The idea of Bookmarking is very simple and everyone has used it at some point. Standard bookmarking is simply a method of storing a link in your browsers bookmarks or favorites folder for you to visit later on. Sometimes you also supply a little description.
Social Bookmarking is simply taking the existing bookmark function used in browsers, and making it sharable with other people, or “Social”. You’re still doing exactly the same thing: storing the URL of a site, and sometimes supplying a small description.. but now you’re sharing it with a community of other people. To organize all the bookmarks, you and other users can tag or label bookmarks. This means that other people can search for that particular label or tag to find your bookmark along with other related results. Furthermore, you and other users can rate bookmarks using either a simple “Good” & “Bad” system, or a 1 to 5 gold stars system, or something similar. These fundamental rules mean that Social Bookmarking sites develop and evolve into huge repositories of links where the junk is lost and only the best survive but only ever for a short period of time. To understand why Social Bookmarking is so popular and where it came from, we have to take a look back at the history of the web.
Since the dawn of the internet people have always been trying to find something, trying to find a website to sell them tickets to a game, book a restaurant for tomorrow night, find statistical data on the African Swallow or whatever they need or are interested in. In the very early years, people would find websites by typing in the URL or web address alone, and there were no reference points and very little organization or reference points which made it difficult to find what you wanted.

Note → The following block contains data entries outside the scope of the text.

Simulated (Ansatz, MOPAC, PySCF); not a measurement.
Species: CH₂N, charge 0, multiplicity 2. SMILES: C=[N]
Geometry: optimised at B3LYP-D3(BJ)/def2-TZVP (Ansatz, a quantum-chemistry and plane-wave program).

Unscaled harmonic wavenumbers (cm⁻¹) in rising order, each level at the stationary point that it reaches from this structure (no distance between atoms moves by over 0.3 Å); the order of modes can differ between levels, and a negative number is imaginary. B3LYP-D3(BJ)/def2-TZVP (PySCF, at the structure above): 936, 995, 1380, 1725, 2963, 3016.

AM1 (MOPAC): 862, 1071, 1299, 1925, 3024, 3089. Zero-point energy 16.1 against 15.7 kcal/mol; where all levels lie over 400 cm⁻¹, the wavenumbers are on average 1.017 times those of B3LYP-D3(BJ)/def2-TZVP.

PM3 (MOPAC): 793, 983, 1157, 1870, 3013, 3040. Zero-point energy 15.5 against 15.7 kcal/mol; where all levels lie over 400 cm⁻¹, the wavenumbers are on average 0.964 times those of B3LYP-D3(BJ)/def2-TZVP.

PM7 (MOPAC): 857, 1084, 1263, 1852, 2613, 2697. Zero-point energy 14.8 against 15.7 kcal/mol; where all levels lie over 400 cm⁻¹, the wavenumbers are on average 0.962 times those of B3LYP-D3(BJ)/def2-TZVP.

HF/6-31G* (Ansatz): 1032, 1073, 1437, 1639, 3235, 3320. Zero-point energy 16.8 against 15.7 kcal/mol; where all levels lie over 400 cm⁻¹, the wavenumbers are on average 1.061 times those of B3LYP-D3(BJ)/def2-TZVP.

Soon, directories showed up. Directories were simply repositories of web addresses, usually with a short description about the site, and usually filed under various categories. While these did their job and worked well, sometimes it was hard to target exactly what you needed and instead you’d have to troll through lists of sites to find one that matched your criteria. Some directories solved the problem by adding a search function.
This ushered in the age of the Search Engine. Yahoo!, Altavista, Lycos and others became solely dedicated to searching lists of sites and allowed a user to find any of the sites stored in their database by searching for keywords. They would reference these keywords with those stored in the tags of each web page like the , and tags. Over the years webmasters adapted to target the meta tag and move up the ranks and the importance of meta tags faded and importance was placed instead on lots of factors like the text on the page, words highlighted in bold or in title tags like <h1> and <h2>. The websites and webmasters reacted by using their keywords in these tags and saturating their pages with certain phrases. In turn Google invented PageRank which is much more accurate at telling a pages worth and value. It looks at the usual factors like the text of the page and the words, but it also looks at incoming links to the page and the rank of the sites where the link is from. In reaction webmasters have started to buy or create links en-masse and again Google falls behind in the digital arms race.
As you can see webmasters have been continually trying to find new ways to rank at the top of the Search Engines, and employ various honest or dishonest methods to do so and the Search Engines have been trying to find new ways to get a more accurate reading and get valuable and interesting pages to the front. But the effectiveness of search engines seems to be fading, they seem to be losing the edge and the sites who use the most tactics get to the front pages win while sometimes genuinely useful websites never make it.
This is where Social Bookmarking comes in. Social Bookmarking sites are simply another way of finding web pages and information on the internet. The difference being that instead of searching by keywords, or by categories, sites are organized by tags and ratings. Instead of a crawler or spider looking at incoming links and judging (often wrongly) how well the page should rank, human beings mark the sites they like and those they don’t.
To get to the first page of search engines like Google, you need to worry about your incoming links, your page title, meta tags, the text on your page, and more. Whereas with Social Bookmarking sites the only thing that matters is that people like your site, and that you have useful, unique content. This simple rule means that the good pages, articles and links rise to the top, and the useless, repetitive or uninteresting pages sink to the bottom. This concept is what has catapulted Social Bookmarking into the spotlight as the new best thing and why such a large, continually growing number of people now use them.